The first step when considering industry risks is to identify the products and services the subject company produces. Then the expert defines the industry (or industries) the business operates in. A complete list of industry codes for North America can be found by visiting the North American Industry Classification System codes and titles at www.naics.com.

When benchmarking performance or selecting comparable transactions to use under the market approach, defining a company’s industry can be critical. In addition, this information can be helpful when forecasting future cash flow, including, for example, any adjustments for accounting methods that differ from industry norms.

Keep in mind, though, that some businesses are generalists while others serve a narrow market niche, and direct comparisons between two similar professional services providers may not be meaningful. For instance, if you’re valuing a management consulting firm, it might provide a full menu of financial services, such as tax, audit, financial advising and employee benefits consulting. Alternatively, it might be a boutique firm that specializes solely in preparing tax returns.

What’s the state of the industry?

Like products, industries go through a life cycle: start-up, growth, maturity and decline. In order to see where a company’s industry falls along this continuum, experts evaluate historic performance.

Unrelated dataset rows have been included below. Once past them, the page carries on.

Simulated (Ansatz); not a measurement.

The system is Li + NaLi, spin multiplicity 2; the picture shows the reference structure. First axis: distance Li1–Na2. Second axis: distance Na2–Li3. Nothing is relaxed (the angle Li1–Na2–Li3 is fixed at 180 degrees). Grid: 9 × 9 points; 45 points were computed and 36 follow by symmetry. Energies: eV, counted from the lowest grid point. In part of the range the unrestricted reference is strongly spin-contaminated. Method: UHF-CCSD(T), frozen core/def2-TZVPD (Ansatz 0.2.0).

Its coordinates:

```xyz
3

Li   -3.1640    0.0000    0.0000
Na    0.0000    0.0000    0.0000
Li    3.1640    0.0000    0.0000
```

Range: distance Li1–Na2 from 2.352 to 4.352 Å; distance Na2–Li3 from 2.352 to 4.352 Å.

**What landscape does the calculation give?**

Pinpointing the industry’s life cycle phase helps gauge where the company is headed and helps identify potential threats and opportunities. It can even impact the company’s future capital structure. For instance, an industry in the growth phase faces rising demand for products and services, which may cause a subject company that participates in the industry to take on debt to fund growth. Conversely, a mature industry might mean that the subject company is a “cash cow” that can afford to pay down debt, thereby increasing the percentage of equity in its capital structure.

It won’t suffice to have a surface-level understanding of how the industry works. Valuation experts who make broad-sweeping conclusions based on generic market trends are likely to under- or over-value the business. For example, companies that operate in a declining market can still grow. In fact, some even gain market share as competitors go out of business.

Who’s participating?

Are there any new competitors on the horizon? It’s important to research companies that sell similar products and services. Often valuators try to understand competitors’ products, pricing, reputation, financial position, channels of distribution, technology, market share and business models. They’re then able to assess how the subject company measures up in terms of its strengths and weaknesses.

From there, valuators assess how the business competes within its industry. For manufacturers and contractors, delivery, quality and reliability might be the most relevant criteria, compared to price being vital for retail sales or commodity. Alternatively, emerging competitors might steal market share due to cheaper prices, technological advantages or more efficient distribution models.

Valuators also look up and down the supply chain to gauge the relative power of suppliers and customers. Businesses with few partners may possess concentration risks. If a major supplier or customer discontinues its relationship with the subject company or merges with another company, it could interrupt normal business operations significantly.

It’s a team effort

Accurate valuations hinge on taking the time to thoroughly understand the subject industry and where the subject company fits within that group. By working with clients and attorneys, valuation experts can select the correct industry and assess how industry risk affects value. A declining industry could also impair a company’s value, and conversely, an industry with a bright outlook could well enhance the value of a subject company.